During the Spanish colonial period, El Paso was in the jurisdiction of the province of New Mexico. The small town was referred to as the “Pueblo Santa Maria Guadalupe, Paso del Rio Del Norte, Provincia de Nueva Mexico” or just “Paso del Norte.” After the Pueblo Revolt of 1680, numerous families from northern New Mexico re-settled to the south at Paso del Norte at various encampments. Some of these settlers, many of whom were indigenous, founded adjacent pueblos within the larger Paso del Norte community. These pueblos were Senecú del Sur (for the Piros and Tompiros), Socorro (for Piros, Tanos and Jemez), and Ysleta (for the Tigua). Spanish missionaries continued their efforts to integrate local indigenous bands (such as the Mansos, Suma and Jumanos) into the Paso del Norte community. People from other areas of Nueva España also moved to Paso Del Norte.
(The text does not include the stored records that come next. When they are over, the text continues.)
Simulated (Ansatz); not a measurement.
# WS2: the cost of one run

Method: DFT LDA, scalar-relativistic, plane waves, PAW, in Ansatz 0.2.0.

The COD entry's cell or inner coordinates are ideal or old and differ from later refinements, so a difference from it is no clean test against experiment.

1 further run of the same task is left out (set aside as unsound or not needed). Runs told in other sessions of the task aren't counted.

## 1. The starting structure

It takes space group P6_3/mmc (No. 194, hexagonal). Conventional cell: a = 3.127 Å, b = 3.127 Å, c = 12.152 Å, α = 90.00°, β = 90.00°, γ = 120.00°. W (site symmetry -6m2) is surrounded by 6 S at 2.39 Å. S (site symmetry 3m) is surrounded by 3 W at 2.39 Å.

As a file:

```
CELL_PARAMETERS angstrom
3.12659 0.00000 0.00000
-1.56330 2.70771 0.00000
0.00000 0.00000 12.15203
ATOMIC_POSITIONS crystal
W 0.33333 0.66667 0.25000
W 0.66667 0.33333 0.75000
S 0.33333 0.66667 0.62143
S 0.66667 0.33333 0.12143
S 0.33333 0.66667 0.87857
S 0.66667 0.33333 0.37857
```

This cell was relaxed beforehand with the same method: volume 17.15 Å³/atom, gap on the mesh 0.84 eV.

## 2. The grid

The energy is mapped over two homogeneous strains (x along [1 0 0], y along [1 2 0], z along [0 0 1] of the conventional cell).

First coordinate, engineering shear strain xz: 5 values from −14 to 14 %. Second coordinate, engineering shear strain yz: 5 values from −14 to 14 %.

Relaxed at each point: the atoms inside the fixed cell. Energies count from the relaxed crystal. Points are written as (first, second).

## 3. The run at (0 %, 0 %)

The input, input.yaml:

For generations, the Paso del Norte community as a whole was principally indigenous and mestizo. Many indigenous people, including Apaches, were captured and forced to work at Paso del Norte. Such persons were often times referred to as “sirviente” (servant), “criado” or “criada. In the mid-1800s, many of the descendants of these people would settle new villages in what is now known as Doña Ana County, New Mexico.
Above is a video (use expand button) of various parts of a book from the 1700s used by priests to record the deaths of residents served by the Yglesia de Nuestra Senora de Guadalupe (Church of Our Lady of Guadalupe) in Paso del Norte. The church is now in Juarez.
From a page in 1734 of the book, we can see the names of:
Francisco, the “suma,”
Maria Candelaria, a “tigua,”
Cristinia of the “nacion apache,”
Rosa the “apache soltera” [single apache];
Miguel, the “suma,” along with
Juan de Abalos.
From a page in 1736:
Ysabel, the “criada” of Don Pedro Beannes, and
Maria Antonia, the “apacha” and “criada” of Diego Trujillo.
From a page in 1736:
Juan Cristobal, from the “nacion apache”
who was a “sirviente” of Don Juan Antonio Velarde, and
Juan Antonio of the “nacion apache,” a “criado” of Don Juan Antonio Velarde, and
Doña Cathalina, the “española” and widow of Francisco Lusero.
From a page in 1739:
Maria, the “india apache,”
Domingo, the “apache” child,
Juan Antonio de la Cruz, the “indio”
who was the child of Juan and Bernarda,
Theresa, an “india,” and
Juana, the woman of Lorenzo of the Pueblo of Senecú.
From a page in 1739 and 1740:
Juana of the “nacion barbara” (barbaric nation)
who was the widow of Joseph and the “criada” of Don Joseph de Sierra,
Angela de Tapia,
Juana Xaviera Brito — the woman of Juan Joseph Baptista Martinez,
Rosa, a “mansos” india who was unmarried,
Augustina de la Cruz, the widow of Antonio Herrera, and
Juan Antonio, a married “Juman” [Jumano indian]
who was the “criado” of Don Joseph de Sierra.